We also have a class_labels
list that contains the class names. Here, it contains only dog
.
Applying the Augmentations
The next code block applies the augmentation and returns the augmented image as well the augmented bounding boxes. Let’s write the code first, then we will get into the explanation.
# apply the transforms according to the bbox data format if args['format'] == 'coco': # coco transforms transform = A.Compose([ A.RandomCrop(width=250, height=250, p=1), ], bbox_params=A.BboxParams( format='coco', label_fields=['class_labels'], min_area=args['min_area'] )) transformed_instance = transform( image=image, bboxes=bboxes_coco, class_labels=class_labels ) transformed_image = transformed_instance['image'] transformed_bboxes = transformed_instance['bboxes'] elif args['format'] == 'voc': # pascal voc transforms transform = A.Compose([ A.RandomCrop(width=250, height=250, p=1), ], bbox_params=A.BboxParams( format='pascal_voc', label_fields=['class_labels'], min_area=args['min_area'] )) transformed_instance = transform( image=image, bboxes=bboxes_voc, class_labels=class_labels ) transformed_image = transformed_instance['image'] transformed_bboxes = transformed_instance['bboxes'] elif args['format'] == 'yolo': transform = A.Compose([ A.RandomCrop(width=250, height=250, p=1), ], bbox_params=A.BboxParams( format='yolo', label_fields=['class_labels'], min_area=args['min_area'] )) transformed_instance = transform( image=image, bboxes=bboxes_yolo, class_labels=class_labels ) transformed_image = transformed_instance['image'] transformed_bboxes = transformed_instance['bboxes'] # draw the bounding boxes on the tranformed/augmented image annot_image, box_areas = draw_boxes( transformed_image, transformed_bboxes, args['format'] ) print(f"Area bboxes: {box_areas}") cv2.imshow('Image', annot_image) cv2.waitKey(0)
- The first thing we are checking in the above code block is the dataset
format
provided in the command line argument. This we need to properly define thebbox_params
argument while composing the transforms/augmentations. - The
bboxparams
defines an instance ofBboxParams
that accepts the datasetformat
, thelabel_fields
, and themin_area
. This is where everything we have defined till now falls into place. - After defining the
transform
according to the datasetformat
, we pass theimage
, the bounding boxes list (bboxes_<format>
), and theclass_labels
. We store the result intransformed_instance
. - We then extract the
transformed_image
andtransformed_bboxes
from theimage
andbboxes
keys of thetransformed_instance
dictionary. - Line 90 invokes the
draw_boxes
function which returns the final annotated image and the augmented bounding box area. - We then print the bounding box area, and visualize the annotated image on the screen.

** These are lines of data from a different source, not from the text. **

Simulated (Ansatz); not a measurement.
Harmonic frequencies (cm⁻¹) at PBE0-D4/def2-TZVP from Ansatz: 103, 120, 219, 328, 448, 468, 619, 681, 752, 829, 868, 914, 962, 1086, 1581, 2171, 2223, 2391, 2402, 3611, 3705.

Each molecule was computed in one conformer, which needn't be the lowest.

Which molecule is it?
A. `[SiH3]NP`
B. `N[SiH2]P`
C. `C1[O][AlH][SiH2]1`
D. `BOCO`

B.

After all this, one question remains. Why return and print the augmented bounding box area? If you remember, we have a min_area
argument that will discard the augmented bounding box if the area is less than the specified area. When we visualize the image and see that there are no bounding boxes around the object, which will be very insignificant in such a case, then the area list will also be empty. This is only for our own satisfaction and to make the concept more concrete. In all other cases, there should be some number in the returned list. Maybe 16000, or 21000, indicating the area of the bounding box in pixels.
This is all we need in terms of coding. The rest of the things will start to become clearer once we execute the code and visualize the results.
Execute bbox_transform.py
While executing the bbox_tranform.py
script from the command line, we will try to achieve four things:
- We will execute once with
coco
as the data format. - Then with
voc
data format. - And with
yolo
as the data format as well. - Along with that we will also see a case where the augmented bounding box area is less than the
min_area
and therefore the image does not get annotated.
We need to note here that we are applying random cropping to the image. So, to see a case where the augmented bounding box is less than the min_area
might take a few trials of executing the script. Also, there should not be much difference between the augmented images of the three data formats as all three go through the same set of transforms.
With coco Data Format
All the commands are run from the command line/terminal from the directory where bbox_transform.py
file is present.
python bbox_transform.py --format coco
And we also get the bounding box area as the output.
Area bboxes: [25149]
The following is the image output.
We can see how the random crop augmentation leaves only half of the dog in the image.
With voc Data Format
Next, with --format
as voc
.
python bbox_transform.py --format voc
The bounding box area.
Area bboxes: [15192]
We can clearly see that the bounding box area is less than the previous case and that is reflected in the augmented image also.
With yolo Data Format
Now, with yolo
as the data format.
python bbox_transform.py --format yolo
The following is the transformed bounding box area that we get.
Area bboxes: [48231]
The augmented bounding box area is the largest that we have till now. Let’s take a look at the image.
Almost the entire dog is present in the image and therefore, the bounding box area is so high.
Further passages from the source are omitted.